This is the first in a two-part series explaining why this conventional wisdom is incorrect. Signing on to a comprehensive immigration package is probably part of one way for Republicans to form a winning coalition at the presidential level, but it isn’t the only way (for more, I’ve written a book about this, as well as countless articles here at RCP). Today I’ll re-examine what was really the most salient demographic change in 2012: The drop-off in white voters. Next time, we’ll confront some of the assumptions embedded in the “GOP has to do this” argument head-on.


1. The most salient demographic change from 2008 to 2012 was the drop in white voters.

Let’s start with the basics: Just what were the demographic changes in that four-year span? {snip}

Using the most commonly accepted exit-poll numbers about the 2008 electorate*, we can roughly calculate the number of voters of each racial group who cast ballots that year. Using census estimates, we can also conclude that all of these categories should have increased naturally from 2008 to 2012, due to population growth.

From mid-2008 to mid-2012, the census estimates that the number of whites of voting age increased by 3 million. If we assume that these “new” voters would vote at a 55 percent rate, we calculate that the total number of white votes cast should have increased by about 1.6 million between 2008 and 2012.

The following table summarizes these estimates for all racial groups, and compares the results to actual turnout.

Now, the raw exit-poll data haven’t come out yet, so we can’t calculate the 2012 data to tenths: The white vote for 2012 could have been anywhere between 71.5 percent of the vote or 72.4 percent (with 26,000 respondents, analysis to tenths is very meaningful). So the final answer is that there were 6.1 million fewer white voters in 2012 than we’d have expected, give or take a million.**

The Current Population Survey data roughly confirm this. As I noted earlier, if you correct the CPS data to account for over-response bias, it shows there were likely 5 million fewer whites in 2012 than in 2008. When you account for expected growth, we’d find 6.5 million fewer whites than a population projection would anticipate.

This is the real ballgame regarding demographic change in 2012. If these white voters had decided to vote, the racial breakdown of the electorate would have been 73.6 percent white, 12.5 percent black, 9.5 percent Hispanic and 2.4 percent Asian–almost identical to the 2008 numbers.

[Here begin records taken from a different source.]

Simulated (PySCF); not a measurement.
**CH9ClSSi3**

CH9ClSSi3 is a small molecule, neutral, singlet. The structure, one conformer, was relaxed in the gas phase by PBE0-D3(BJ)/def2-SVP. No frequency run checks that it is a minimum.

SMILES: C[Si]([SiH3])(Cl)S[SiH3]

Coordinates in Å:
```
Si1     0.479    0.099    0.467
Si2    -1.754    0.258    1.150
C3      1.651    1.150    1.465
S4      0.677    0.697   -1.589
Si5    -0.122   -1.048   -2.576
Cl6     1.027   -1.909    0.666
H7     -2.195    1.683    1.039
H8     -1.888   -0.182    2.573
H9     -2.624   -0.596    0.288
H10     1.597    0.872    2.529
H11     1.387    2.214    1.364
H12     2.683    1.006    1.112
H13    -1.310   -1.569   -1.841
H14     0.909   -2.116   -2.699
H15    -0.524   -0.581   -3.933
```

2. These voters were largely downscale, Northern, rural whites. In other words, H. Ross Perot voters.

Those totals are a bit more precise and certain (and lower) than my estimates from November of last year. With more complete data, we can now get a better handle regarding just who these missing white voters were.

Below is a map of change in turnout by county, from 2008 to 2012. Each shade of blue means that turnout was progressively lower in a county, although I stopped coding at -10 percent. Similarly, every shade of red means that turnout was progressively higher, to a maximum of +10 percent.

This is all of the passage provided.